Somerset's Appalachian Advantage:
Some of the finest lumber in the world comes from the Appalachian Mountain region of the U.S., where Somerset is strategically located. The lumber is considered superior because of the benefits inherent in the location and the land. The climate is a main factor in producing the naturally superior quality. The slower growth of trees results in high growth rings, consistent grains, and strong fibers that lead to strength, durability, and beauty.
Poplar is a good choice, due to its non-splintering nature, for rough uses including the bottoms of carts and wagons. It is commonly used for flooring, cabinetry, painted furniture, framing, mouldings, millwork, drawers, toys, boxes, crates, pallets, veneers and plywood. Poplar is frequently finished to give the appearance of other woods.
Poplar sapwood displays a range of color, from creamy white to grayish to white with a yellowish tint, with sometimes brown or even with pink tones, and can be striped. The heartwood, while usually tan in color, can have a wide range of tones including slightly greenish and dark purple streaks. The grain is straight and can be woolly. The texture is fine and even.

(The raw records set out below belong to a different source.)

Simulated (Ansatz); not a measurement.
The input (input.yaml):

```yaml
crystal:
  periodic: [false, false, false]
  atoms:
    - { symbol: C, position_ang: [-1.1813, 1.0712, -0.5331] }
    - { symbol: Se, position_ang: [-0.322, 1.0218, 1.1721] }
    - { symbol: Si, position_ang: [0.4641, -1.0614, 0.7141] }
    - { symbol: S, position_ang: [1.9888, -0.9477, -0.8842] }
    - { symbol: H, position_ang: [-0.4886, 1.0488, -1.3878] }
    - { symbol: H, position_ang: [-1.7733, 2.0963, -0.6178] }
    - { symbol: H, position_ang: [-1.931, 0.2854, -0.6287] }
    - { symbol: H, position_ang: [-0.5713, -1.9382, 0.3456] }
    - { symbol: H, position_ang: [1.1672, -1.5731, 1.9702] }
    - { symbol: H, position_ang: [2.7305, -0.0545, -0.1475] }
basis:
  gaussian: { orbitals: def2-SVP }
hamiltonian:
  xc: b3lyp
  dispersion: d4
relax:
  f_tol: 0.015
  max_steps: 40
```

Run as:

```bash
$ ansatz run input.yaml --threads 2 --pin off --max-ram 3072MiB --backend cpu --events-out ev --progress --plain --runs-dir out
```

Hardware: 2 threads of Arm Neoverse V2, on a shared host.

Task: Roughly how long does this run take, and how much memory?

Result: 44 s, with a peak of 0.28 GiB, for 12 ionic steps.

Yellow popular is easy to machine using hand and power tools, however its woolly grain can cause blunting on cutters and may require very sharp thin cutters to produce good results. It planes and turns exceptionally well. It does not shape or sand well, but does take paint, enamel and stain well (occasionally staining can result in a patchy appearance).
Poplar has a Janka Hardness Rating of 300 (compared to red oak at 1290). It is a soft and lightweight wood with medium density, low shock resistance and stiffness. It has low bending and poor steam bending properties, and medium crush strength.